The other day at the FromPyrgos blog appeared yet another post that makes little sense, and seems more like evidence for obsessive-compulsive disorder to me than anything else! It’s not even an entertaining read, and the “information” provided is not helpful. I’ll try to sum it up here and then state some points I think are worth mentioning. It seems that because this author doesn’t smell any significant difference between what others think are two different formulations of Zino (presumably related to the bottle design), then that must mean everyone else should have the same perceptions. Also, we are told about some molecule created to render a sandalwood-like note (before Zino was released), as if that was significant.
Now indeed it may be significant, but if this was a criminal investigation I don’t think that would rise to the level of “person of interest,” whereas the author thinks that means the suspect has been arrested, tried, convicted, and executed! And there are claims about top notes in older bottles, which is irrelevant to the sandalwood note issue. What he needs to do, if he wants to be taken seriously by those who have some knowledge about fragrance creation, is what blogger Andre Moreau has, that is, to have a scientist with some understanding of these concoctions to compare the liquid obtained from the different bottle designs. He has cited a study of Old Spice that did just this, so not even mentioning this point suggests what I consider intellectual dishonesty. There may be more “something, something, la, la, la…” in the post but I don’t want to burden readers with any more of it.
As to my points, the first one is that people like myself are simply reporting our perceptions. I took the caps off the two different bottle designs of Zino I once owned and smelled them, and no matter how I did it (which order) the one with Zino Davidoff in all script smelled liked it has a strong sandalwood note whereas I didn’t detect one in the other bottle. I also found it difficult to wear the newer design as the first hour or so was harsh and unpleasant. So, at this point that’s all there is for me, until a GC/MS study is done or until the people who formulated Zino make public relevant documents. One can present all the supposed anecdotal evidence one wants, but that is meaningless to those who feel they know what they want and who make their fragrance purchases accordingly.

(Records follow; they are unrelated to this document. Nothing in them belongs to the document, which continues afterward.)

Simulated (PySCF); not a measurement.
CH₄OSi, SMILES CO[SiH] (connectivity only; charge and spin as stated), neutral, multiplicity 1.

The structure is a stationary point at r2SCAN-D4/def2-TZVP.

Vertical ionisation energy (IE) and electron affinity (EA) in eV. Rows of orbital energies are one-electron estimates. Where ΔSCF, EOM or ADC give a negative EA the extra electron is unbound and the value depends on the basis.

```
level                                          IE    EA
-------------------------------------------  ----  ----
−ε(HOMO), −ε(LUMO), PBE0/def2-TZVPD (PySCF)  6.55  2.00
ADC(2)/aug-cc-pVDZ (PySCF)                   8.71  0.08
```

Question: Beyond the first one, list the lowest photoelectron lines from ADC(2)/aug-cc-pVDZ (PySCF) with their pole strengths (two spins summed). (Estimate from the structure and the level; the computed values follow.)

I think it’s also worth pointing out that one kind of anecdotal evidence he uses can be used against his claim, I’d say in a more convincing way than anything he says in his post. That is, if we assume he is correct in that there are more people who think Zino has never been reformulated significantly, and that some sort of “democracy” is in effect here, then what do we have to say about the huge amount of claims about the significantly different batch variations in Aventus, not to mention other Creed scents? They must be correct too! But if there are such huge batch variations in a recent release, why is it so difficult to believe that whomever created new batches of Zino decided that fashions had changed (or it would be cheaper) and so it would make sense to remove or diminish greatly the sandalwood note it contained? One reasonable explanation is that those who don’t detect the Zino sandalwood issue are “top notes people,” and the Aventus batch variations are obvious in the top notes, at the very least.
Why do we need to know about sandalwood and various synthetics? I’ve never said I can detect Mysore sandalwood or even any natural one. All I know is what smells “natural” to me (and I almost always use that term in quotation marks or say natural-smelling). I can’t remember anyone saying they know for sure that Zino once had Mysore sandalwood or a natural one. And if one person did say it, we have yet again arrived at an exception proving the rule situation. What I have said is that in some cases there appears to have been a reformulation of this or that scent (usually ones from the early 90s or prior) which rendered it “synthetic” smelling, or lacking in depth, complexity, balance, etc. And I’ll just mention here that I have heard claims that some newer scents seem to have been reformulated into a weaker version, and my guess is that this was done with Rochas Man, based upon a few bottles I’ve owned.
One of my favorite “sandalwood scents” is Barbara Bui Le Parfum (2004), which I assume has no natural sandalwood. Another favorite is the first formulation of Heritage, which has a complex, dry, particulate, sandalwood note that I assume is at least partially due to natural sandalwood of one kind or another. Sensitivities do change significantly, at least for some people, and at one time the Barbara Bui scent was too strong for me, but what I’ve learned is that when I read reviews it’s important to distinguish between “top notes people” and those who are able to get a clear sense of the drydown. For example, a “top notes person” might say something like, “this is great for about an hour and then I can hardly smell anything, just a fuzzy and generic nothing scent.”
Now this might be accurate, but I read what others say, look at the notes, consider the “house” that released it, and consider any other piece of information that might be of use. It’s also true that due to sensitivity differences, one person’s soft/generic/fuzzy drydown might be another’s deep/rich/complex one! And though I’d never want to be without a bottle of many vintage formulations, I enjoy variety – that includes many “super cheapos.” I have no axe to grind, though I do point out that if a company reformulates a scent significantly it seems appropriate to give it a new name. The new formulation of Z-14 is quite interesting, and I may wear it more than the first formulation simply due to personal preference (which in this case may involve variety being a high priority to me), but I don’t understand why it couldn’t be called something like “Z-14 Now.” I don’t think it’s fair to sell this to people who may have worn it twenty or thirty years ago and have no reason to expect to smell what’s in the new bottles.
NOTE: The bottle pictured above is what some of us believe is the poorly-reformulated Zino, though as I’ve said more than once, even if this is accurate, it’s possible that some older batches of liquid were put into bottles with the new design, or that some extra older style bottles were filled with a reformulated liquid.